Question

A particle of mass m and charge (-q) enters the region between the two charged plates initially moving along x-axis with speed ${{v}_{x}}$(like particle 1 in Fig.). The length of plate is L and a uniform electric field E is maintained between the plates. Show that the vertical deflection of the particle at the far edge of the plate is ${qE{{L}^{2}}}/{\left( 2mv_{x}^{2} \right)}\;$.
Compare this motion with motion of a projectile in a gravitational field.

Answer 1

- Hint: A negative charged particle moving under the influence of an electric field will get deflected towards the positive plate. The vertical displacement of the charged particle can be calculated by using the equation of motion in y direction.
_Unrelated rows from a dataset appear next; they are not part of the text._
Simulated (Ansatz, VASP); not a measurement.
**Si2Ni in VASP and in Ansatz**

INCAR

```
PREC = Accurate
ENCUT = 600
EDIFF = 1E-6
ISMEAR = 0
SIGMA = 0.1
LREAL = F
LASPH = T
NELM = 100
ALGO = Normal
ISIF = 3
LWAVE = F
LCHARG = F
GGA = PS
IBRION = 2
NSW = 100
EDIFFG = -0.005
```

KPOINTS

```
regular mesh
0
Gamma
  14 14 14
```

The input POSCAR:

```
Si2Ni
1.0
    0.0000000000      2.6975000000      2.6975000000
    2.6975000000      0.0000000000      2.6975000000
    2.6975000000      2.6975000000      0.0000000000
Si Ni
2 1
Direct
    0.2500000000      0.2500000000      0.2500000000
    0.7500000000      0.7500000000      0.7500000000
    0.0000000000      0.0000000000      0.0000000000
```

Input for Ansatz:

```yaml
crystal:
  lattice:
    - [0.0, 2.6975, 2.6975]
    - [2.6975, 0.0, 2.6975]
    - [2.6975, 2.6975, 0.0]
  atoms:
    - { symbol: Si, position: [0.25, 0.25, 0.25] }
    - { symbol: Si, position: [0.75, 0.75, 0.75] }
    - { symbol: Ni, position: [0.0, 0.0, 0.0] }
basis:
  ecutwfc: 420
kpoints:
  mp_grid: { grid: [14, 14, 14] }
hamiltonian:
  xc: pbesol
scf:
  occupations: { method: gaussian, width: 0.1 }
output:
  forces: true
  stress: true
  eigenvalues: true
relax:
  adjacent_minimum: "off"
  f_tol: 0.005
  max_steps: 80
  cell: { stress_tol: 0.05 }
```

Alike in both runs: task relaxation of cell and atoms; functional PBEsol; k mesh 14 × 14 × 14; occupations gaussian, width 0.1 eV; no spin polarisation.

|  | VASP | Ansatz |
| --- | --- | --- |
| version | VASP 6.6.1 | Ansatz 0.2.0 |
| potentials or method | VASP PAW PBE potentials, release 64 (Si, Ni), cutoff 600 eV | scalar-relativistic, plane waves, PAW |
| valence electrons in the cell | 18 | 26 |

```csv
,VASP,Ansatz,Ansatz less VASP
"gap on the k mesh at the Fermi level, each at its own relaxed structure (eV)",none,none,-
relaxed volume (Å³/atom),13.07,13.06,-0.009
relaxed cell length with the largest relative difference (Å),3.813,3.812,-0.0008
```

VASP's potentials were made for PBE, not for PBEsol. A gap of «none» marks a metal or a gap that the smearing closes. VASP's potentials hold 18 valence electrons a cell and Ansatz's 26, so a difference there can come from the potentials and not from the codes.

Complete step-by-step solution -

The particle is moving along the x axis in the presence of uniform electric field E as given in the question.
We have to find the vertical distance covered by the deflected particle along y axis say ‘h’
Time taken by the particle to cover the horizontal distance L with velocity \[{{v}_{x}}\] is
\[t=\dfrac{L}{{{v}_{x}}}\]
Force acting on the particle along y axis due to electric field is,
\[F=qE\]
Acceleration of the particle along y axis is given by,
\[a=\dfrac{F}{m}=\dfrac{qE}{m}\]
Now, to calculate the displacement along y axis we will use the equation of motion i.e.
\[s=ut+\dfrac{1}{2}a{{t}^{2}}\]
Since initial velocity of the particle along y axis is zero, \[u=0\]
\[s=0+\dfrac{1}{2}a{{t}^{2}}\]
Substituting the values of acceleration and time from above equations we get,
\[s=\dfrac{1}{2}\dfrac{qE}{m}{{\left( \dfrac{L}{{{v}_{x}}} \right)}^{2}}\]
Therefore, the vertical deflection of the particle at far edge of the plates is \[\dfrac{qE{{L}^{2}}}{2m{{v}_{x}}^{2}}\]
The motion of the free charged particle placed in the electric field is analogous to projectile motion as in both the cases there is deflection due to applied forces in a direction perpendicular to the direction of motion of the body/particle.
The vertical displacement for a charged particle in projectile motion is given by
\[y=\dfrac{1}{2}a{{t}^{2}}\]

Note: Students must remember that the vertical deflection of the charged particle is directly proportional to the ratio of charge and mass of the particle. If $\dfrac{e}{m}$for a particle is large, then the particle will be deflected more and vice versa.